Tuesday, September 24, 2024

 Friday, November 4

The niche-side celebration was a blur. (But later, I remembered more and I do write about it below. Read on!) I remember images: the hot sun, the flowers around Ren's photograph, my family arrayed in front of me on folding chairs. My brother and his wife had driven from Oregon, and I was glad we had selected a wheelchair-friendly location. Family spoke, I spoke, and we shared good memories.  The youngest granddaughters shared tears and drawings to illustrate how much they would also miss Ren. It was a moving time, but I held it together. I couldn’t hold the urn for long though, so Son 2 stood next to me and held it when I tired. I didn’t expect it to be so heavy. I had lost weight, so I'd probably lost muscle too.

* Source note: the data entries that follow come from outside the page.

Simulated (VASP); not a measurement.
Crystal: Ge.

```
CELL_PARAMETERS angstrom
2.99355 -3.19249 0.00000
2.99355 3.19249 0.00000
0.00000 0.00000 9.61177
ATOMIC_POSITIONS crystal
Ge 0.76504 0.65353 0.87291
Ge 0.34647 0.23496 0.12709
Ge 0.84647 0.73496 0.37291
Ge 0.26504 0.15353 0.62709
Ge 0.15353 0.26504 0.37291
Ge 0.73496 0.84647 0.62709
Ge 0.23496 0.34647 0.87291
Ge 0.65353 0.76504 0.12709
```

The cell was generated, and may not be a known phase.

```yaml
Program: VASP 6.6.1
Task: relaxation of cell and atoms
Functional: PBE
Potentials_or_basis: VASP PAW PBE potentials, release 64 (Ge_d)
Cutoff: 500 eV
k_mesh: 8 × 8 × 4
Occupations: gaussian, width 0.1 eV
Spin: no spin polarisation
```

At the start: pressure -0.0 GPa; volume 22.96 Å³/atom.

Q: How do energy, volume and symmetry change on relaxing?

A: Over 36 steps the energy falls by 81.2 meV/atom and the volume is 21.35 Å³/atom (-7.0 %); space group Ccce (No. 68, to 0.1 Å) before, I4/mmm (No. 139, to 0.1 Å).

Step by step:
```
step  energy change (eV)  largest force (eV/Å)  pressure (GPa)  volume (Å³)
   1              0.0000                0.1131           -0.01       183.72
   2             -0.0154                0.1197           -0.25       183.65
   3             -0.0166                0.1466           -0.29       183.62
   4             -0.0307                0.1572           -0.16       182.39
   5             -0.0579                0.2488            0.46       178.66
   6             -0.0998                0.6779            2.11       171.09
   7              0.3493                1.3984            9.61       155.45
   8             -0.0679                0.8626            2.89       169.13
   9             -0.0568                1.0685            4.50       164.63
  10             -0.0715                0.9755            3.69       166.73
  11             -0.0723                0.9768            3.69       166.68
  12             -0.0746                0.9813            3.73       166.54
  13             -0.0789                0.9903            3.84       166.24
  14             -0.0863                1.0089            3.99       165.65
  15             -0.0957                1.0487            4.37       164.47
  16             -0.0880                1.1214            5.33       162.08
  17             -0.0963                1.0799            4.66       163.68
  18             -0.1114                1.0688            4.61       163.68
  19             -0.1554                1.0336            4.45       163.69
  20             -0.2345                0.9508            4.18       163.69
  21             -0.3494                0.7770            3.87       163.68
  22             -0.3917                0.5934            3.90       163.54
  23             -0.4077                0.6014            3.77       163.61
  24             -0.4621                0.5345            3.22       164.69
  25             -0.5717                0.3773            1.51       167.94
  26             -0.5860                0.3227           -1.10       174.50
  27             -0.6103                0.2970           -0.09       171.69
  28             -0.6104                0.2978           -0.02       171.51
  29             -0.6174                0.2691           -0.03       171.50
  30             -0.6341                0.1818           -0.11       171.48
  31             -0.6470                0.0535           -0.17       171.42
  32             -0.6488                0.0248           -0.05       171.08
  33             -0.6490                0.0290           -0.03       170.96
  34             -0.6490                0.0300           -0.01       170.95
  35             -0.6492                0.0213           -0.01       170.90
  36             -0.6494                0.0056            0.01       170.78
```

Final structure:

SOME MEMORIES FROM THE NICHE-SIDE CEREMONY

On Friday November 4 we held a niche-side ceremony for the immediate family. One of the directors, (that someone said could have been out of central casting) was a very stiff and formal man whose solemn expression never varied. He led our procession of cars up the hill to the area where the niche was located. Everyone there except two granddaughters—too far away in university to attend. The director introduced himself and welcomed us. Ren’s urn rested on a small table and was surrounded by flowers. His framed photograph had been placed on top on top of the urn. 

First, Daughter 1 spoke of how much Ren meant to her. She told the story of the two rose bushes they chose together: Mr. Lincoln and Mr. Kennedy—one red and one white. Unable to decide between them, Ren bought both of them for her, and he helped her plant them in our garden. She wove a story of her understanding, as an adult, of how it was possible to love two fathers at the same time, just as she had loved those two very different rose bushes. Very moving and very well done.

Then I read aloud excerpts from sympathy cards that illustrated how people saw Ren—from those who knew him as a young man to those who only encountered him at family gatherings. His talents, his kindness, and his interest in them shone through. Somewhere in there I read from "Funeral Blues," but it was hard.

Son 3 spoke of how Ren inspired him, and he focused on their shared interest in cars—especially his Triumph—and also Ren’s example of raising kids not born to him.

Son 2 talked about Ren giving him advice not to quit his job, who, instead, followed Ren's example of taking risks, as in running his own business and marrying a woman with five children.

Son 1 spoke of the example Ren set of entrepreneurship in his store, and his consulting business. He reminded us also of Ren’s last-minute donation of $1500 to enable Son 1 to attend Stanford, which changed his entire life—from meeting his wife, to the children they had, and to Son 1's many years as a Stanford employee. 

The son-in-law spoke of Ren being a saint for marrying me with five children!

Daughter 2 spoke of Ren’s calmness in teaching them all to drive, and of making sure she and Daughter 1 had cars to go to college—Volkswagen Rabbits.

My brother said Ren told him at our wedding that he loved me very much, and that he wasn’t intending to discipline the boys or girls, but just support wherever he could. He didn’t intend to try to be a father, as they already had one.

Wife of Son 3 came forward to say a few words of appreciation.

Finally, Grandsons 1 and 2 spoke of Ren’s kindness and generosity in talking to them, listening to them, and showing interest in whatever they were doing.

Afterwards Son 2 stood beside me as I placed the urn in the niche and put a small toy Mustang in with it. In my speech I said Ren’s heaven must be a wild and rocky road with 4-wheel-drive Jeep. But all I had was a toy Mustang and thought it appropriate because he never got one, even though he wanted one. He even had a Mustang savings account!

Daughter 1 had saved a selection of music that Ren liked and played it as we entered and as we left. The last song was Willie Nelson’s “On the Road Again,” which title will be inscribed on the niche tablet when it is finally finished and installed. (The urn bears the phrase, “You may be a redneck if . . .” the footnote to all of his emails. He would fill in the full phrase with varying funny endings.)